Note 1. Linn. Trans., vol. xii. p. 496. The most anomalous fact on this subject which I have met with is the wildness of the small birds in the Arctic parts of North America (as described by Richardson, Fauna Bor., vol. ii. p. 332), where they are said never to be persecuted. This case is the more strange, because it is asserted that some of the same species in their winter-quarters in the United States are tame. There is much, as Dr. Richardson well remarks, utterly inexplicable connected with the different degrees of shyness and care with which birds conceal their nests. How strange it is that the English wood-pigeon, generally so wild a bird, should very frequently rear its young in shrubberies close to houses!




Chapter XVIII


Pass through the Low Archipelago—Tahiti—Aspect—Vegetation on the Mountains—View of Eimeo—Excursion into the Interior—Profound Ravines—Succession of Waterfalls—Number of wild useful Plants—Temperance of the Inhabitants—Their moral state—Parliament convened—New Zealand—Bay of Islands—Hippahs—Excursion to Waimate—Missionary Establishment—English Weeds now run wild—Waiomio—Funeral of a New Zealand Woman—Sail for Australia


OCTOBER 20th.—The survey of the Galapagos Archipelago being concluded, we steered towards Tahiti and commenced our long passage of 3200 miles. In the course of a few days we sailed out of the gloomy and clouded ocean-district which extends during the winter far from the coast of South America. We then enjoyed bright and clear weather, while running pleasantly along at the rate of 150 or 160 miles a day before the steady trade-wind. The temperature in this more central part of the Pacific is higher than near the American shore. The thermometer in the poop cabin, by night and day, ranged between 80 and 83°, which feels very pleasant; but with one degree or two higher, the heat becomes oppressive. We passed through the Low or Dangerous Archipelago, and saw several of those most curious rings of coral land, just rising above the water’s edge, which have been called Lagoon Islands. A long and brilliantly white beach is capped by a margin of green vegetation; and the strip, looking either way, rapidly narrows away in the distance, and sinks beneath the horizon. From the mast-head a wide expanse of smooth water can be seen within the ring. These low hollow coral islands bear no proportion to the vast ocean out of which they abruptly rise; and it seems wonderful, that such weak invaders are not overwhelmed, by the all-powerful and never-tiring waves of that great sea, miscalled the Pacific.
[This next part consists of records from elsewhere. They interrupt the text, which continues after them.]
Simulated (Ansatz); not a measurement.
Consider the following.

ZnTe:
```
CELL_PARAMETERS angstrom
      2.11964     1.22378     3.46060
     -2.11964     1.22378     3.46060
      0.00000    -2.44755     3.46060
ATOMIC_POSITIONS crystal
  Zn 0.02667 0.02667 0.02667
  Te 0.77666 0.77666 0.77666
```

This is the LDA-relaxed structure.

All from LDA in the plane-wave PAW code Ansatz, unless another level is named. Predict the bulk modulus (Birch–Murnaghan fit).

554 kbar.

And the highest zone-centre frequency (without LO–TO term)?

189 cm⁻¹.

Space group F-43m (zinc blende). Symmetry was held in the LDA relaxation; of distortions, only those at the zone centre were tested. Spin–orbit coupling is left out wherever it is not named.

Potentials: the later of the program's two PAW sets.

  November 15th.—At daylight, Tahiti, an island which must for ever remain classical to the voyager in the South Sea, was in view. At a distance the appearance was not attractive. The luxuriant vegetation of the lower part could not yet be seen, and as the clouds rolled past, the wildest and most precipitous peaks showed themselves towards the centre of the island. As soon as we anchored in Matavai Bay, we were surrounded by canoes. This was our Sunday, but the Monday of Tahiti: if the case had been reversed, we should not have received a single visit; for the injunction not to launch a canoe on the Sabbath is rigidly obeyed. After dinner, we landed to enjoy all the delights produced by the first impressions of a new country, and that country the charming Tahiti. A crowd of men, women, and children, was collected on the memorable Point Venus, ready to receive us with laughing, merry faces. They marshalled us towards the house of Mr. Wilson, the missionary of the district, who met us on the road, and gave us a very friendly reception. After sitting a very short time in his house, we separated to walk about, but returned there in the evening.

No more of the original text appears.